From my point of view as one who works with children most of the time, I wanted to add a suggested exercise to help free your soul based on Jesus’ words, “Unless we become as children we cannot enter the kingdom of God “(the most creative dimension I know of!).
Here it is: take some time to enjoy a few picture books for children, some from your earliest childhood memories, some contemporary. They may help foster a heart posture of openness, curiosity and wonder. Here are a few I recommend and that I have in my tool box with children (and really enjoy myself), and I have these so I can lend them to you when you come up this way, too. You could probably get most of them in the public library, I think:
I Dreamt, A book about Hope, by Gabriela Olmos
Always Remember, by Cece Meng (about grief,loss)
After reading a story, respond with a doodle, drawing, poem or even keep a few rhythm instruments handy and discover the sounds that hold something that stood out for you in the story…a page of illustration you are drawn to, perhaps.
Her idea really resonated with me as I prepare for Lent. While we were in Australia I purchased a very special book from my childhood called The Magic Pudding. It was created almost 100 years ago by Norman Lindsay an amazingly creative artist, sculptor and writer. It has wonderful illustrations in it, but to be honest I hardly looked at them. After all I am no longer a child. My adult self valued the book rather than the story.
Kim’s suggestion gave me permission to unleash my inner child, take out the book and enjoy the innovative depiction of Australian animals. Their creation stirred the imaginations of many Australian kids and certainly stirred mine again as I reflected on them.
A couple of days ago I was given another wonderfully enriching children’s book The Harmony Tree by Randy Woodley. This time I needed no prompting to explore and reflect on the beautiful illustrations and story. My inner child responded immediately stirring new places of creativity and imagination within my soul.

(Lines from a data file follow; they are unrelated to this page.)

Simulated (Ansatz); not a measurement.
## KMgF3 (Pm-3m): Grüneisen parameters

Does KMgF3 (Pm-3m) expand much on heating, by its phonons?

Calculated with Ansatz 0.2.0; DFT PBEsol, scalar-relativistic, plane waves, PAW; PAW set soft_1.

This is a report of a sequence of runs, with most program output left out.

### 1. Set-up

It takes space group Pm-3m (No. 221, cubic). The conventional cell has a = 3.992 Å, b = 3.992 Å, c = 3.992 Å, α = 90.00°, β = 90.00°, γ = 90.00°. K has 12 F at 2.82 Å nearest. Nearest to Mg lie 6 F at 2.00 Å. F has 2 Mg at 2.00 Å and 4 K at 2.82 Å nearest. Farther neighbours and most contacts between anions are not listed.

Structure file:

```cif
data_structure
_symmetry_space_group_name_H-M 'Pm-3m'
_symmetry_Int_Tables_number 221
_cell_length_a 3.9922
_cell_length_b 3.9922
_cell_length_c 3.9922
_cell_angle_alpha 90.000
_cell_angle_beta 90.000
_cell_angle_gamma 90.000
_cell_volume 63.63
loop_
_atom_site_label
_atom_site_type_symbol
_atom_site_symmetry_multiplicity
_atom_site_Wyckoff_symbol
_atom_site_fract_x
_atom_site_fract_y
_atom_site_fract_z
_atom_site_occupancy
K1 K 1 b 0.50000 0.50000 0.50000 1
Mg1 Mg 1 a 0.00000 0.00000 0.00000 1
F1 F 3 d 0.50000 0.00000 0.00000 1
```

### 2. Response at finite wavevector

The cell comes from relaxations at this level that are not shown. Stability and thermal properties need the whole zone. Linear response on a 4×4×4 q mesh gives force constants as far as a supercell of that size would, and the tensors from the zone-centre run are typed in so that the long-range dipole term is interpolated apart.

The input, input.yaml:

Imagination and creativity is at the heart of who God is and who God has created us to be. Returning to that imaginative framework of childhood is one important way to tap into it. So maybe this Lent what we need to let go of is the constrictive and unimaginative views of adulthood and return to the creativity of childhood.
A couple of years ago I wrote several posts about needing to rediscover the creativity of childhood that I thought you might want to revisit as you think about this: Get Creative and Play Games for Lent and 5 Ways to Foster Creativity in Kids During Lent.
What is Your Response?
When was the last time you looked through a children’s book, not to read it to a child but for your own enjoyment? When was the last time you allowed your inner child to emerge?
Grab a children’s book – your child’s, your grandchild’s or one you still have that you treasure from your own childhood. Look at the illustrations. What thoughts are stirred? What images come to mind? What creativity does it ignite within you? Go through the exercise Kim suggests and respond with a doodle, drawing, poem or even keep a few rhythm instruments handy and discover the sounds that hold something that stood out for you in the story.